Recalling impact of fire a year on

Michelle Slater

The Boolarra Folk Festival “will never be the same again” for Elke Frank and Steve Koczwara, who are marking a year since they lost their home in the Budgeree-Yinnar South fires on the same day as the local music festival.

The couple were one of two families to lose their house, both on Healeys Road, in last year’s March bushfires, and decided “the time is right” to think about rebuilding on their two-hectare block.

Ms Frank and Mr Koczwara met with architects on Sunday after Ms Frank performed with local group Little Orchestra of Abundance at the Boolarra Folk Festival on Saturday.

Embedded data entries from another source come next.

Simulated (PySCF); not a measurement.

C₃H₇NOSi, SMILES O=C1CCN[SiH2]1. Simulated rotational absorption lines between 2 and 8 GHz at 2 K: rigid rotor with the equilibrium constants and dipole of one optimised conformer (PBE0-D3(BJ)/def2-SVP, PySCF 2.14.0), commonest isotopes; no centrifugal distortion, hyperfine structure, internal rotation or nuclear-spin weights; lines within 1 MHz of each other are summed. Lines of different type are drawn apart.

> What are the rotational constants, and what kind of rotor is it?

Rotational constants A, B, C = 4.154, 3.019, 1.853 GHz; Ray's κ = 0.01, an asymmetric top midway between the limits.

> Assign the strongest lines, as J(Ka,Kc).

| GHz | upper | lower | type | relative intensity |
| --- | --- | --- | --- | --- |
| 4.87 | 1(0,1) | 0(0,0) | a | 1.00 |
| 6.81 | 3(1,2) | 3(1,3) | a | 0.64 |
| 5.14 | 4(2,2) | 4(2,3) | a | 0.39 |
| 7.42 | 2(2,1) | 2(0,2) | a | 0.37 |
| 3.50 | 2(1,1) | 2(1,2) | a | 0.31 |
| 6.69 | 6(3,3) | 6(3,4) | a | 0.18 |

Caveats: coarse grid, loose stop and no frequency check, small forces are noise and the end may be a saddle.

“We are very thankful we have a terrific community, they’ve been extremely supportive and sought to help emotionally and in concrete ways,” Mr Koczwara told The Express.

“We’ve been pretty positive all the way through which gave us some resilience, we can see things will fall into place given time.”

Last year, Ms Frank received a VicEmergency warning while rushing out for a sound check to play at the festival with her band The Magentas.

Mr Koczwara stayed behind to monitor conditions before he evacuated to later learn their house was destroyed that evening.

The couple returned soon after to sift through the ashes to find the remnants of burnt ceramic pots, coins and cutlery, hoping to find any sentimental items.

The pair is now displaying a sculpture and some jewellery made out of the scorched roofing iron by a local artist.

“It was more disillusioning rummaging through the ashes, it was a constant reminder of what was there, but we responded differently,” Mr Koczwara said.

Ms Frank said she found it challenging going to reach for mundane items such as socks or basic kitchen implements only to realise they were gone.

“This was boring old stuff you think you have, and going shopping for an ironing board or scissors is not much fun,” she said.

Dealing with the contents insurer proved to be a heartache, particularly with Mr Koczwara’s collection of more than 4000 “treasured” books, where he had to supply every title.

“This was emotionally challenging when we were most vulnerable, the contents insurer was combative, they undermined our claims at every opportunity and the complaints process was terrible,” he said.

“They made me detail every single item, reviewed the claim, and then systematically reduced the values of items.”

The couple said they were “overwhelmed” by the community’s generosity after the fire, with strangers, friends and family offering them accommodation and local businesses offering them goods and services.

Ms Frank said she went to purchase a pair of shoes in Traralgon and the shop assistant was so moved that she paid for the pair out of her own pocket.

“I went back a few weeks ago and bought her a bottle of Baileys,” Ms Frank said.